Douglas Chapman Portrait Douglas Chapman
- Hansard - - - Excerpts

The UK Government has had a spend, spend, spend approach, but as I said, I would like us to put away much more of that wealth for future generations. Perhaps it is a bit late to do that now; we probably should have started doing it from the beginning. It is easy to say in hindsight, but it should have been part of the overall oil and gas strategy right from the start.

It was interesting to hear the Chancellor’s reply to my hon. Friend the Member for Aberdeen North (Kirsty Blackman) during the spring statement yesterday. He said:

“Scotland gets its share of…capital and resource, but precious little thanks do we ever hear from…the SNP Benches”.—[Official Report, 13 March 2019; Vol. 656, c. 360.]

The fact that £350 billion went into Treasury coffers but not a brass farthing went directly into the Scottish economy underlines the point made by my hon. Friend the Member for Edinburgh North and Leith (Deidre Brock) about what Scotland has got out of oil and gas. We could have had an awful lot more to benefit every man, woman and child in our country. The Chancellor’s concept of pooling and sharing is much different from mine.

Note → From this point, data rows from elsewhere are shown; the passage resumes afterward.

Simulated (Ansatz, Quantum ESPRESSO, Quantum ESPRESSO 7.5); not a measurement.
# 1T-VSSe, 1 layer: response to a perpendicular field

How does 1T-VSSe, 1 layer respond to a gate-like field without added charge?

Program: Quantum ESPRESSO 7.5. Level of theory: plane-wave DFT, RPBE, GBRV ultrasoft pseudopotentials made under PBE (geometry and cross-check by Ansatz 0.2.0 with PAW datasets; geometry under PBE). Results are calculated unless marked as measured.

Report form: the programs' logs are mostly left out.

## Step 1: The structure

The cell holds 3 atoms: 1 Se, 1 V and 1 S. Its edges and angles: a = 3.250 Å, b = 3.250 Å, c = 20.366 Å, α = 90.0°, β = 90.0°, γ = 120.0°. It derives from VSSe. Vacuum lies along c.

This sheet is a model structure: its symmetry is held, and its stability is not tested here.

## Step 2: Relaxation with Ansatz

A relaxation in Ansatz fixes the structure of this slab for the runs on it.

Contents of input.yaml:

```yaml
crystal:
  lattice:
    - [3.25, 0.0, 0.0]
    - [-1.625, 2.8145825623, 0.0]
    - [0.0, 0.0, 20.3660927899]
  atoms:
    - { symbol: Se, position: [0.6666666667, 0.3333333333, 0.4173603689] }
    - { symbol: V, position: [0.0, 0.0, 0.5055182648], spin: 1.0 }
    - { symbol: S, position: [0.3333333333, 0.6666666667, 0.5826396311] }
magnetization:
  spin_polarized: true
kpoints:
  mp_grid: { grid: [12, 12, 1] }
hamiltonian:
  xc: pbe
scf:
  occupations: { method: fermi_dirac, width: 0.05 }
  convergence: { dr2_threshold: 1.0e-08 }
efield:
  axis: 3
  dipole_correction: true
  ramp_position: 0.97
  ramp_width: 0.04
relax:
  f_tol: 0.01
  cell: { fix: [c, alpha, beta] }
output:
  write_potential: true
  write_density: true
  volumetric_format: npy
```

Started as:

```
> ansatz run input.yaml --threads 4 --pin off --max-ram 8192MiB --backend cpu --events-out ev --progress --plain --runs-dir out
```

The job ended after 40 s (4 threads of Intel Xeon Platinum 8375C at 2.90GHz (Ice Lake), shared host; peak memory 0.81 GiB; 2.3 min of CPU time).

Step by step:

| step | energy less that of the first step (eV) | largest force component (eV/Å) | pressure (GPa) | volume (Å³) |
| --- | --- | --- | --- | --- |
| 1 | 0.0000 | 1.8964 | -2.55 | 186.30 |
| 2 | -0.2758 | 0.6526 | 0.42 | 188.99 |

I am grateful that the control, stewardship and the tax take will soon be back in Scotland’s hands—“stewardship” is the key word rather than “management”. I return to the eloquent point made by the hon. Member for Coatbridge, Chryston and Bellshill (Hugh Gaffney) on safety: if companies are being brought to the table to talk about how to license certain fields, surely that is a fantastic opportunity to talk about their responsibilities for trade union recognition, and the safety and security of people who work on rigs far out in the North sea.

Scotland does not underestimate the vital part the oil and gas sector plays in meeting our energy needs; as the Committee points out, it is forecast that two thirds of the UK’s primary energy needs will be met from the North sea until at least 2035. However, we must also appreciate that we need to transition to a low-energy, low-carbon economy. Our world-leading, export-oriented supply chain already plays a positive role in that respect by looking at ways to reduce its carbon footprint at every turn. Average emissions per unit of production on the UK continental shelf have fallen year on year since 2013, and total emissions have been in decline since their peak in 2000.

Our oil and gas industry is awash with highly skilled individuals in possession of world-leading expertise. The sector currently supports 283,000 jobs across the UK. We must seek to hold on to those workers to retain the value they add to our economy. As I said, the Scottish Government’s transition training fund has made good progress in that regard, facilitating training for many oil and gas workers to move into renewables such as tidal, onshore and offshore wind, wave power and solar. However, the UK Government’s decision to slash funding for the renewable energy sector does not give us much encouragement. In fact, it does exactly the opposite, removing opportunities for talented individuals to utilise their skills to develop new wind technology and other low-carbon technologies such as carbon capture and storage—not so much opportunity knocks as an opportunity lost.

Brexit looms large in many people’s minds. We stand at a Brexit crossroads, with freefall into no deal on one side and a car crash of a bad deal on the other. It is inevitable that business across the UK will suffer if we ever actually leave the EU, but the oil and gas industry is likely to be one of the hardest hit, due to its highly globalised nature. With approximately £61 billion of oil and gas-related goods traded with the rest of the world, the threat of tariffs looms over the industry. In a worst-case scenario where the UK reverted to World Trade Organisation rules with the EU and the rest of the world, the cost of trade would likely almost double to around £1.1 billion per annum, assuming trading behaviours remained unchanged.